The UK Corporate Governance Code

Companies that have shares traded on AIM, the London Stock Exchange’s market for smaller growing companies, are not required to comply with the UK Corporate Governance Code (‘the Code’). Whilst the Group does not adhere to the Code, the Board is committed to maintaining high standards of corporate governance, and draws on best practice including those aspects of the Code it considers to be appropriate and practicable for a company of this size. In line with a focus on cost-effectiveness across the Group, the corporate governance processes in place balance the need to ensure that the Board carries out its responsibilities effectively with the need to do so cost-effectively.

The Board of Directors

The Board currently consists of two executive and four non-executive directors. Biographies of the directors are provided on Board page. There is a clear division of responsibilities between the Chairman and the Chief Executive Officer (CEO) and their roles have been set out in writing and agreed by the Board.

The non-executive directors are Ms Wallis (Chairman), Mr Grant (Chairman Designate), Mr Brown (Senior Independent Director) and Mr Cooper. The non-executive directors bring a wide range of skills and experience to the Board. The Board considers that the non-executive directors are independent, despite the fact that the terms of Ms Wallis and Mr Brown now exceed nine years, a factor which the UK Corporate Governance Code states is likely to affect or could appear to affect their independence, although they meet the Code’s other independence criteria. In last year’s Annual Report, the Board indicated its support for refreshing the non-executive director representation on the board and stated it was actively engaged in a search for a new non-executive director. In August 2016 Mr Cooper was appointed to the Board as a non-executive director. In March 2017 Mr Grant was appointed as Chairman Designate and a non-executive director and it is the Board’s intention that Mr Grant will succeed Ms Wallis as Chairman of the Board, Audit and Nomination Committees when she steps down at the 2017 Annual general Meeting. Mr Brown has also stated his intention to step down at the 2017 Annual General Meeting. Mr Clifford will retire at the end of March 2017 and his replacement Jill McGregor has agreed to take up the role of Chief Financial Officer no later than 3 July 2017.
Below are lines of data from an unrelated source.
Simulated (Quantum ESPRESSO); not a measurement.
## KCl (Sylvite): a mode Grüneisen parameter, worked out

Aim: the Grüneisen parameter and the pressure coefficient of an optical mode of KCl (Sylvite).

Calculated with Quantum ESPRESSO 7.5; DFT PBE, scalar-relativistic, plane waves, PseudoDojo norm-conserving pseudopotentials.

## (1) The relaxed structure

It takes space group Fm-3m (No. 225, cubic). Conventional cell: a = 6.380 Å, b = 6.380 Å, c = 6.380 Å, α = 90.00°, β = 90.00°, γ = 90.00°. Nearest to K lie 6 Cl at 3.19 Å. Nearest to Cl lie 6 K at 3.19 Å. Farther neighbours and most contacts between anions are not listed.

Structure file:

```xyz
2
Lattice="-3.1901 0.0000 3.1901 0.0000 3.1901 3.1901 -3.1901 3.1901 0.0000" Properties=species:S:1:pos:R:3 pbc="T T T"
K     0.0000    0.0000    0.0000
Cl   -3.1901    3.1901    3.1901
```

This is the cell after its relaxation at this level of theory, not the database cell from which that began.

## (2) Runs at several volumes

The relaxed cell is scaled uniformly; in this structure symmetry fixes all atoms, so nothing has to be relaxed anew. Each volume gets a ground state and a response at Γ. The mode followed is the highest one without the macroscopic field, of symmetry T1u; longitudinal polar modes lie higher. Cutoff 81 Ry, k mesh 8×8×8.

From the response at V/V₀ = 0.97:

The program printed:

In February 2017, the Board carried out an evaluation of the performance of the Board and its Committees. This involved each director reviewing information and completing an evaluation questionnaire, the results and feedback from which were collated into a document and discussed by the Board. It is the Board’s intention to continue to review annually its performance and that of its Committees.

Board processes

There is a list of the types of decisions reserved for the Board, which is reviewed annually by the Board. In addition, an agenda plan is prepared with the aim of ensuring that the Board considers all the matters that it should, whilst allowing for the unexpected. The agenda plan is reviewed regularly.

The Group normally conducts about eight Regular Board Meetings a year. In addition the Board meets to approve financial statements, the allotment of shares and to approve significant commercial agreements or transactions. The attendance of the individual directors at the Regular Board Meetings and the Audit and Remuneration Committee Meetings during the year ended 31 January 2017 were as follows:

Attendance record at Board Meetings and Committees

Name Position Regular Board
Ms T A Wallis Non-executive Chairman 8(8) 4(4) 9(9)
Mr M G Sassone Chief Executive Officer 8(8) n/a n/a
Mr P L Clifford Finance Director 8(8) n/a n/a
Mr I G Brown Non-executive Director 7(8) 4(4) 7(9)
Mr P M Cooper* Non-executive Director 4(4) 2(2) 5(5)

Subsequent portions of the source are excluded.